KARL: OK, so we're here now though. What would President Rubio do right now? Would you commit U.S. forces to -- to a no-fly zone?
RUBIO: First of all, if I was in charge of this issue, we never would have gotten to this point. We would have identified elements that we could have worked with, and we would have made sure that those elements, not the al Qaeda elements, were the best armed, best equipped and best trained. That being said, I think we need to continue to search for elements on the ground that we can work with, and we should try to do the best we can to increase their viability and their strength so that even when Assad falls, and we hope that he still will, they will be the ones on the ground with -- with the best ability to kind of manage a future, hopefully democratic Syria, and peaceful Syria.
KARL: Before we leave the Middle East, we obviously had a big election in Iran over the weekend. The most moderate candidate won. So let -- let me ask you this, is Iran under a President Rohani going to be potentially easier to deal with? Less of a threat than Iran under President Ahmadinejad?
RUBIO: First of all, moderate from -- by Iranian political standards is not what we could describe as moderate here in the West, but let me just say that I hope so, because the people of Iran do not want the future that their leaders have wanted. The people of Iran want to engage with the rest of the world, do not want to be isolated, don't want Iran going back to the 16th and 17th century. They'd like to be part of the 21st century. The people of Iran, and hopefully this will be a step in that direction.
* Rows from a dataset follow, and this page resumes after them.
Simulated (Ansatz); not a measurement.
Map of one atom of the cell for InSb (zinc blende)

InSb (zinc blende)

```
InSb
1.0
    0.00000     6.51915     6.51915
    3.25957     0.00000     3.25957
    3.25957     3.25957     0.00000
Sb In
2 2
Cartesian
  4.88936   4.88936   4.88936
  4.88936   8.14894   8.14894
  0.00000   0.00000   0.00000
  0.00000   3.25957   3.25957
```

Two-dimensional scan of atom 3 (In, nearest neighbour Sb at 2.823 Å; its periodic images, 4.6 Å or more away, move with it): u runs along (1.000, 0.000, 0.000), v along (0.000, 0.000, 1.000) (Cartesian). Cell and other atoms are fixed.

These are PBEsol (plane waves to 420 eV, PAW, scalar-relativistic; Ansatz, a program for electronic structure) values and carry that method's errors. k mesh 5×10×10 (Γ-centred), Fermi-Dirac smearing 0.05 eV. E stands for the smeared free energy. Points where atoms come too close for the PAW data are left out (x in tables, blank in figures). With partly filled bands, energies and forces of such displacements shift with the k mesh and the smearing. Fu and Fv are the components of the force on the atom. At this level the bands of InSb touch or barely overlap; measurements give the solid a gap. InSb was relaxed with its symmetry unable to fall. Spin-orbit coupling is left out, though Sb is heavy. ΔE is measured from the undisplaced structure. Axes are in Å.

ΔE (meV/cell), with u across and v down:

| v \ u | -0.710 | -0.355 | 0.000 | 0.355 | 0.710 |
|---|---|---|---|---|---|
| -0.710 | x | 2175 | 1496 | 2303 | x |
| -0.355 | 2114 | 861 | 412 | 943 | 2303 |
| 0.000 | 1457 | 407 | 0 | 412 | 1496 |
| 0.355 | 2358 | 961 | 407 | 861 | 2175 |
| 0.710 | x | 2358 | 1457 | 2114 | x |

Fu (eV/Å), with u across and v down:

But I'm not all that optimistic. At the end of the day, in order to have better relations, not just with the United States but with the world, Iran knows exactly what it needs to do. It needs to abandon its nuclear weapons ambitions, and it needs to pledge to walk away from these things. And unfortunately, this gentleman who was just elected is a strong supporter of the nuclear program and the nuclear weaponization as well. And so the bottom line is that that we are hopeful that that's the case, but at the end of the day, you know, the supreme leader calls the shots in Iran, and it's still the same supreme leader that has put Iran on this very dangerous track.
KARL: OK, I want to turn to immigration. You are one of the primary architects, author of the bill that came out of the Senate Judiciary Committee, immigration reform. I have a basic question for you, Senator. Do you support your own bill?
RUBIO: Well, obviously, I think it's an excellent starting point, and I think 95, 96 percent of the bill is in perfect shape and ready to go. But there are elements that need to be improved. This is how the legislative process is supposed to work. You offer an idea, you get public input and the input of your other colleagues. From these criticisms or observations come out new ideas about how to make it better, and of course you can't ignore that. Those things need to be addressed. And we have the opportunity to do that now, in particular on the border security element.